DAVRON FOREST PRODUCTS LTD.

Decisions


DAVRON FOREST PRODUCTS LTD.
v.
THE MINISTER OF NATIONAL REVENUE
Appeal No. AP-92-051

TABLE OF CONTENTS

Ottawa, Wednesday, April 7, 1993

Appeal No. AP - 92 - 051

IN THE MATTER OF an appeal heard on December 7, 1992, under section 81.19 of the Excise Tax Act, R.S.C. 1985, c. E-15;

AND IN THE MATTER OF a decision of the Minister of National Revenue dated March 31, 1992, with respect to a notice of objection served under section 81.17 of the Excise Tax Act.

BETWEEN

DAVRON FOREST PRODUCTS LTD. Appellant

AND

THE MINISTER OF NATIONAL REVENUE Respondent

The appeal is dismissed.

Arthur B. Trudeau ______ Arthur B. Trudeau Presiding Member

Robert C. Coates, Q.C. ______ Robert C. Coates, Q.C. Member

Desmond Hallissey ______ Desmond Hallissey Member

Michel P. Granger ______ Michel P. Granger Secretary





The appellant is a licensed manufacturer and wholesaler of lumber, and products made from lumber, located in British Columbia. As part of its business, the appellant purchases lumber which it supplies to a dressing mill. The mill manufactures fencing products (i.e. fencing boards, posts and rails) which are then sold by the appellant. The amount in dispute relates to sales tax paid on the sale price of these finished goods. The issue in this appeal is whether the appellant is a manufacturer of fencing products within the meaning of paragraph (b) of the definition of "manufacturer or producer" found under subsection 2(1) of the Excise Tax Act and therefore required to account for sales tax on the sale price of the goods in issue under subsection 50(1) of the Excise Tax Act.

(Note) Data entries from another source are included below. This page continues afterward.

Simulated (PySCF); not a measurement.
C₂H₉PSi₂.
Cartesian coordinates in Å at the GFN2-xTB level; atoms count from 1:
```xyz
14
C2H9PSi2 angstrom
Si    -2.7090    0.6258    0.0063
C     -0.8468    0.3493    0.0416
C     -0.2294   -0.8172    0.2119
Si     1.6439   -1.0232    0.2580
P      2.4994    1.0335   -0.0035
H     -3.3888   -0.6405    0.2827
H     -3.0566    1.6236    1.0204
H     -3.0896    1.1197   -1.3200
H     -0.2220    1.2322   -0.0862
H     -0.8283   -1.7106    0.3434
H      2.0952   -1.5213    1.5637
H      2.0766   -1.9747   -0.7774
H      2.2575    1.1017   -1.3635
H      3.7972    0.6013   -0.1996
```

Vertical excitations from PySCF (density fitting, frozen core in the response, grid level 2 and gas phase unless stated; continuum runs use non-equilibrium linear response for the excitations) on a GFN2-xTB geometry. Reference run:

HELD: The appeal is dismissed. The appellant was unable to establish that it did not retain proprietary or other rights in the subject goods being manufactured for it and, accordingly, with respect to the goods in issue, it is deemed to be a manufacturer within the meaning of paragraph (b) of the definition of "manufacturer or producer" found under subsection 2(1) of the Excise Tax Act.

Place of Hearing: Vancouver, British Columbia Date of Hearing: December 7, 1992 Date of Decision: April 7, 1993
Tribunal Members: Arthur B. Trudeau, Presiding Member Robert C. Coates, Q.C., Member Desmond Hallissey, Member
Counsel for the Tribunal: Hugh J. Cheetham
Clerk of the Tribunal: Nicole Pelletier
Appearances: Kenneth Sam, for the appellant Linda J. Wall, for the respondent





This is an appeal under section 81.19 of the Excise Tax Act [1] (the Act) from a determination of the Minister of National Revenue (the Minister).

The appellant carries on business in British Columbia and is a licensed manufacturer and wholesaler of lumber and products made from lumber. As part of its business, the appellant purchases lumber that it supplies to a dressing mill which manufactures fencing products (i.e. fencing boards, posts and rails) for the appellant. The appellant then sells the finished products. The amount in dispute relates to sales tax paid on the sale price of these finished goods.

On November 9, 1990, the appellant applied for a refund of federal sales tax (FST) paid for the period from October 1, 1988, to October 31, 1990, in relation to the difference between the selling price of jobbed and remanufactured lumber, and the purchase price or duty-paid value of the lumber. By notice of determination dated January 18, 1991, the respondent allowed the application for refund in part. By notice of objection dated March 15, 1991, the appellant, citing Memorandum ET 202-21, [2] objected to the determination on the basis that: (i) lumber sent out by a licensed wholesaler for remanufacturing should be taxed on its cost; and (ii) the respondent incorrectly calculated the reconstructed trading account. By notice of decision dated March 31, 1992, the respondent confirmed the determination with respect to the first basis of objection by the appellant, but accepted the second representation. Therefore, it is with respect to the appellant's first representation in its notice of objection that this appeal relates.

The issue in this appeal is whether the appellant is a manufacturer of fencing products within the meaning of paragraph (b) of the definition of "manufacturer or producer" found under subsection 2(1) of the Act and therefore required to account for sales tax on the sale price of the goods in issue under subsection 50(1) of the Act. In considering this issue, the Tribunal notes that it is necessary to determine whether the fencing products are goods that are "manufactured" within the meaning of the Act.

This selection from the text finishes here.